Published:Thursday | February 28, 2019 | 12:20 AMRomario Scott/Gleaner Writer
Jamaican construction professionals are leaving their homeland in frustration, says Michael Archer.
Jamaican construction professionals are leaving their homeland in frustration, says Michael Archer.

Jamaican construction firms are prejudicially labelled as corrupt and inept when their projects are hit by cost overruns and delays, but government and other stakeholders give foreign contractors a free pass for failure, a construction expert has charged.

Speaking at a meeting of the Kiwanis Club of Barbican on Tuesday night, Michael Archer said that foreign firms do not face the same level of scrutiny in project implementation as Chinese firms, many of which have gobbled up government and private-sector contracts to build highways, bridges, and high-rises.

Referring to the recently completed widening of Marcus Garvey Drive in Kingston as an example, the project missed its deadline three times, said Archer, past president of the Incorporated Masterbuilders Association of Jamaica, an umbrella group of construction professionals.

“Do you know that the contract on Constant Spring Road won’t be meeting the time frame?” he questioned, in reference to the US$19 million widening and resurfacing of the upper St Andrew thoroughfare, one of three ‘Legacy Projects’ the Government hopes will increase productivity and decongest traffic flows.

“The North-South Highway was a good project for the Chinese in terms of cutting through that hill. Do you understand how many slope failures went on there? If it was a local contractor, there would be an investigation in Parliament!” he said, citing problems that have hit construction projects undertaken by China Harbour Engineering Company.

Archer decried that local players have been wearing the tag of corruption unfairly for too long. The scope of many projects has been changed to include major infrastructural adjustments,

“That brush has scarred the local industry in some respects. I have been involved in projects that have been escalated because the initial planning was short-sighted and there are clearly omissions that need to be added.
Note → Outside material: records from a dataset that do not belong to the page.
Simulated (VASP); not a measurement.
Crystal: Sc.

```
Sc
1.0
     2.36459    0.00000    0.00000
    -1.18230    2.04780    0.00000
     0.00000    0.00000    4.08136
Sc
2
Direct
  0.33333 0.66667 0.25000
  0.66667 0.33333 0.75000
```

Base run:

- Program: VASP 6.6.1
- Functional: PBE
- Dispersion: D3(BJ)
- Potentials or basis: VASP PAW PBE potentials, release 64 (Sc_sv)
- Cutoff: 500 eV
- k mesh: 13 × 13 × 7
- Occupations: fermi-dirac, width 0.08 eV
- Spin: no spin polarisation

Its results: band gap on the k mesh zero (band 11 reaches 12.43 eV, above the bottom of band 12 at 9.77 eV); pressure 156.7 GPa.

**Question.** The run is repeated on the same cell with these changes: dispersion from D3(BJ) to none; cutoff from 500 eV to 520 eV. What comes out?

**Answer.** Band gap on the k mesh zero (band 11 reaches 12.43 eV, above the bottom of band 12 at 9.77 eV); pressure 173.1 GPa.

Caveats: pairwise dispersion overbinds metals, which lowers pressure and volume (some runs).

“The public sees that a job moves from $500 million to $700 million, they say somebody thief $200 million, not that they included traffic light, drainage, and some other things,” he argued.

He said that the blacklisting of local construction interests has triggered an exodus of some of Jamaica’s best technical talent.

“We have some of the best engineering capacity, but you have to go to Canada and South Africa [to find them]. They’re not staying here because we have no respect for technical professionals, and we consider people who make money as being crooked,” the former masterbuilders’ president lamented.